NAME

mod_perl notes -- A brief introduction to mod_perl


REVISIONS


Disclaimer

I'm no mod_perl (or Apache) expert and there are bound to be errors here. Let me know what they are so I can make the modifications. Also, if you have any questions please let me know or contact the mod_perl mailing list.


What is mod_perl?

mod_perl is a Perl module that enables you to embed a Perl interpreter within the Apache web server. (Detailed discussion of Perl, Apache or web servers is generally beyond the scope of this document. Browse LINKS for general information.)

Embedding the interpreter allows you to write Apache handlers or modules entirely in Perl. You can even configure the server using Perl code. And all existing modules on CPAN (or elsewhere) are available to you during this process.
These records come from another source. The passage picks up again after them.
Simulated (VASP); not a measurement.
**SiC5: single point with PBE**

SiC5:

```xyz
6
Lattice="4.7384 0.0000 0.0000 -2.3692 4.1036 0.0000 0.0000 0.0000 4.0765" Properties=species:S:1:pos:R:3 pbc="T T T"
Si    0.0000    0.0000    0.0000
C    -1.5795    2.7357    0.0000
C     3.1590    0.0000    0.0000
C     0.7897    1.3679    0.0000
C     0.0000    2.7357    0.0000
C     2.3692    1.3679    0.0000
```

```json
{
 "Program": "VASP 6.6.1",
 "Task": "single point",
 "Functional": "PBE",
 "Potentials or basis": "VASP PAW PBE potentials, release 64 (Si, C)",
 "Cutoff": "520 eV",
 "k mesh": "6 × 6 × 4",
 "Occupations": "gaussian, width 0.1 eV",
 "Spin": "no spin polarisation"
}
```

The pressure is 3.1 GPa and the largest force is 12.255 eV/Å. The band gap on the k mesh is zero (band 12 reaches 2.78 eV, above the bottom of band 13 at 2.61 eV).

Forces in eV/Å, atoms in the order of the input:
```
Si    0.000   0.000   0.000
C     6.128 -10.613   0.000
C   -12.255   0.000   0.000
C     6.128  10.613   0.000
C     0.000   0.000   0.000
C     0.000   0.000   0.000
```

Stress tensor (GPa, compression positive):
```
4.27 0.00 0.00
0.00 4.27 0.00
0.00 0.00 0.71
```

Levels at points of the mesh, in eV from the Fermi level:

Also, mod_perl can greatly increase the speed of pages dynamically created by CGI scripts or other means.


The Apache web server

The core of the Apache web server is actually very minimal. Nearly all of its functionality is provided via modules. This makes it fairly painless (if you know what you're doing) to extend the web server to accomplish just about anything you can imagine.

For instance, a current module (mod_dav -- Apache modules are traditionally known as mod_<module name>) implements an IETF specification of Distributed Authoring and Versioning. (See LINKS for the specification.) DAV in its current version is a sort of web-enabled CVS, allowing many people to work on documents at the same time and have a centralized server manage changes. Microsoft has chosen to use DAV to allow Office 2000 users to create a sort of groupware. While their intention was to tie Office 2000 closely to their Exchange server product, mod_dav will enable Apache to serve them as well.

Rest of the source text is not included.